The Greens see a review of tax reform as essential to ensuring that economic needs are properly balanced with fairness, and we strongly support the government’s current review, to be completed before next year’s budget.
This budget includes a change to residential tax rates to maintain a fairer balance between houses and units. We see this as an interim measure, while the broader review is completed. We have suggested that rates should be based on property value rather than land value, making rates fairer for all members of our community. The review will test the fairness and benefits of a large number of options and help to clarify the best way forward.
As the first party in the ACT with a formal reconciliation action plan, the Greens appreciate that we must all make better efforts to hear local knowledge, and share new science, with the original inhabitants of this land. Around Australia we are hearing calls for treaty with Aboriginal and Torres Strait Islanders, and the Greens agree that it is time for us to listen and that such treaties should be part of our future. But we also acknowledge the need to heal many outstanding injustices and redouble our efforts to close the gaps. We need to engage with local Aboriginal and Torres Strait Islander community members as we work together in a spirit of respect and we must empower them to contribute to and lead culturally appropriate solutions.
I hope and trust that the many initiatives we as a government have committed to in this budget are seen as steps in that journey and that in time we can come together to achieve our shared goals.
In 2016 the Greens led a platform of justice reform to address the growing number of people entering the criminal justice system. We strongly believe in justice reinvestment—diverting funds from prison expansions to supporting people through smarter, more sympathetic and cost-effective approaches to improving criminal justice outcomes, leading to reduced crime, improved public safety and stronger communities.

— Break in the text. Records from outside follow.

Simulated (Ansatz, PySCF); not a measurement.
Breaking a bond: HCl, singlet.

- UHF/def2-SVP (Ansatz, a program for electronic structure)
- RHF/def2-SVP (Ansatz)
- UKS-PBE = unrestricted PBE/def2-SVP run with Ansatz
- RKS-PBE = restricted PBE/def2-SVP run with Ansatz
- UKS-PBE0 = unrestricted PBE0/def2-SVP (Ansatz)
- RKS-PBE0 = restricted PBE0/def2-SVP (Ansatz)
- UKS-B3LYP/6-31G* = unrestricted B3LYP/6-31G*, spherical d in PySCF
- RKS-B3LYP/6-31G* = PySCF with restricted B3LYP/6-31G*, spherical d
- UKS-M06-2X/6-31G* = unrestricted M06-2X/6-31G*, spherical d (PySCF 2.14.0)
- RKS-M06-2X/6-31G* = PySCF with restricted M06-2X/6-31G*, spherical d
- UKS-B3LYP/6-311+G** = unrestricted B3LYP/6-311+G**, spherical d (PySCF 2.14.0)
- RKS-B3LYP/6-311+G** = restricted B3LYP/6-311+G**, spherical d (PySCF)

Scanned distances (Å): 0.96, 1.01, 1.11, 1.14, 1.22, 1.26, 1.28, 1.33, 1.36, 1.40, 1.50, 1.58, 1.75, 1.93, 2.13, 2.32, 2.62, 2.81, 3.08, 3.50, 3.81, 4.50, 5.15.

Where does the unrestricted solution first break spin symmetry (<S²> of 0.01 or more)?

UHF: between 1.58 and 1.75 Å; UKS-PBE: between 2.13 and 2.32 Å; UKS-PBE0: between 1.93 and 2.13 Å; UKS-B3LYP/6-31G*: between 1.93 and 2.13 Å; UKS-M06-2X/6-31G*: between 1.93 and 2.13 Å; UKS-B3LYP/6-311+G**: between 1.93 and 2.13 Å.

The parliamentary agreement includes a commitment to reducing recidivism by 25 per cent by 2025. Meeting this target will certainly be a challenge, but we all know that we cannot keep building larger and larger prisons in the hope that this will slow imprisonment rates. I am pleased that building communities, not prisons, is now a government priority for both the Greens and Labor, and I am both proud and excited to see funding for our nation-leading justice reinvestment strategy in this budget.
We have already committed to ruling out an expansion of the AMC high security campus—an Australian first, providing more supported housing options for people on bail and exiting detention, establishing a family-centric support model for Aboriginal and Torres Strait Islander families in contact with the justice system and early support for people living with a mental illness or disability.